There are, therefore, all kinds of professional constraints on academic expression. The scholarship that academics publish has to be approved by their peers. The protocols of citation must be observed, ad-hominem arguments are not tolerated, unsubstantiated claims are dismissed, and so on. Although academics regard the word “orthodoxy” with horror, there is a lot of tacit orthodoxy in the university, as there is in any business. People who are trained alike tend to think alike. But, as long as academic judgments are made by consensus, not by fiat, and by experts, not by amateurs, it is assumed that the knowledge machine is operating fairly and efficiently. The public can trust the product.

All professions aspire to be self-governing, because their members believe that only fellow-professionals have the expertise needed to make judgments in their fields. But professionals also know that failures of self-regulation invite outside meddling. In the case of the university, it is in the faculty’s interest to run their institution equitably and competently. They need to be trusted to operate independently of public opinion. They need to keep the tower standing.

This is why the phenomenon that goes by the shorthand October 7th was a crisis for American higher education. The impression that some universities were not policing themselves competently, that their campuses were out of control, provided an opening to parties looking to affect the kind of knowledge that universities produce, who is allowed to produce it, and how it is taught—decisions that are traditionally the prerogative of the faculty. Politicians who want to chill certain kinds of academic expression think that they can do this by threatening to revoke a university’s tax-exempt status or tax its endowment. In the current political climate, it is not hard to imagine such things happening. If they did, it would be a straight-up abrogation of the social pact.

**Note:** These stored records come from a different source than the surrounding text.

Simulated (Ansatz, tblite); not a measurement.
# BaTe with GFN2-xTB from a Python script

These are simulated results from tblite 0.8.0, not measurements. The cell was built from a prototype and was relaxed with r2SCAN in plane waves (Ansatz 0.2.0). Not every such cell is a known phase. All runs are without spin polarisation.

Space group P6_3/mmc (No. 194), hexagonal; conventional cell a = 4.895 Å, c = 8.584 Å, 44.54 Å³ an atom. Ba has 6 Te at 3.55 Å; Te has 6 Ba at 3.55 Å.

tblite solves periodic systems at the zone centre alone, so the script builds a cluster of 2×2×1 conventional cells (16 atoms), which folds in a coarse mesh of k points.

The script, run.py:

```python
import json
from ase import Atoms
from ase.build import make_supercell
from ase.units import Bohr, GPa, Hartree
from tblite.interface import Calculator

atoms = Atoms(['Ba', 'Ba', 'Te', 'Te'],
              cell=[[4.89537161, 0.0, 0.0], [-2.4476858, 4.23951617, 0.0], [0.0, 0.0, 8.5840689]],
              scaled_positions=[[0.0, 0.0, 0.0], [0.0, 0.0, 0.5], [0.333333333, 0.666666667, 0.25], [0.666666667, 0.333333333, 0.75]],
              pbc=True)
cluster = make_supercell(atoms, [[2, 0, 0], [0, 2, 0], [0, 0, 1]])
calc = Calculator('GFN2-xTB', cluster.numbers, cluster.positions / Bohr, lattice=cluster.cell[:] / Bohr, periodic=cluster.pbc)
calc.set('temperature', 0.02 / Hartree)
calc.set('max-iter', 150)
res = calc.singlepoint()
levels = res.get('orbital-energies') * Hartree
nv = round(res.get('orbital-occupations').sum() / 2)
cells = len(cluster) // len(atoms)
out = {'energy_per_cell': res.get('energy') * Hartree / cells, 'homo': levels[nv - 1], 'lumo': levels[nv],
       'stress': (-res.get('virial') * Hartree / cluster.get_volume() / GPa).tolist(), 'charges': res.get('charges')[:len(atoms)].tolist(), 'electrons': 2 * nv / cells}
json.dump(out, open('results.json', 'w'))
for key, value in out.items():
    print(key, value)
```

But would it be unconstitutional? What kind of right is the right to academic freedom? Is it a legal right or a moral one? This question, long a subject of scholarly contention, is addressed in not a small number of new books, notably, “You Can’t Teach That!” (Polity), by Keith E. Whittington; “The Right to Learn” (Beacon), edited by Valerie C. Johnson, Jennifer Ruth, and Ellen Schrecker; and “All the Campus Lawyers” (Hopkins), by Louis H. Guard and Joyce P. Jacobsen.

The fate of academic freedom is also a concern in new books by two former university administrators: Derek Bok’s “Attacking the Elites” (Yale) and Nicholas B. Dirks’s “City of Intellect” (Cambridge). Bok is a former president of Harvard; Dirks was a chancellor of the University of California, Berkeley. The general sentiment in these books is that academic freedom is in peril and that it would not take much for universities to lose it.

Whittington, who says he is “on the political right,” is highly protective of academic freedom. He can see no reason why we would want politicians to dictate what can and cannot be studied and taught. It would be like putting a syllabus up to a popular vote every year. His book is concerned mainly with public colleges and universities (where some seventy per cent of American students are enrolled), since their faculties are public employees and state legislatures control their budgets. This also means, however, that their speech is protected by the First Amendment. Florida’s 2022 Individual Freedom Act, popularly known as the Stop WOKE Act, which prohibits the teaching in public educational institutions of ideas that some legislators define as “divisive,” was struck down, in part, by the Eleventh Circuit for being what it plainly is: viewpoint discrimination, which is barred by the First Amendment. (The power of states to dictate content in K-12 classrooms, on the other hand, is fairly well established.)

The Florida act was one of a hundred and forty educational gag orders passed by state legislatures in 2022; almost forty per cent of these targeted colleges and universities. The gag-order phenomenon is one of the topics covered in “The Right to Learn.” The volume’s editors argue that efforts such as these are worse than McCarthyism. McCarthyism went after individuals for their political beliefs; today, the targets are the curriculum and the classroom, the very bones of the educational system.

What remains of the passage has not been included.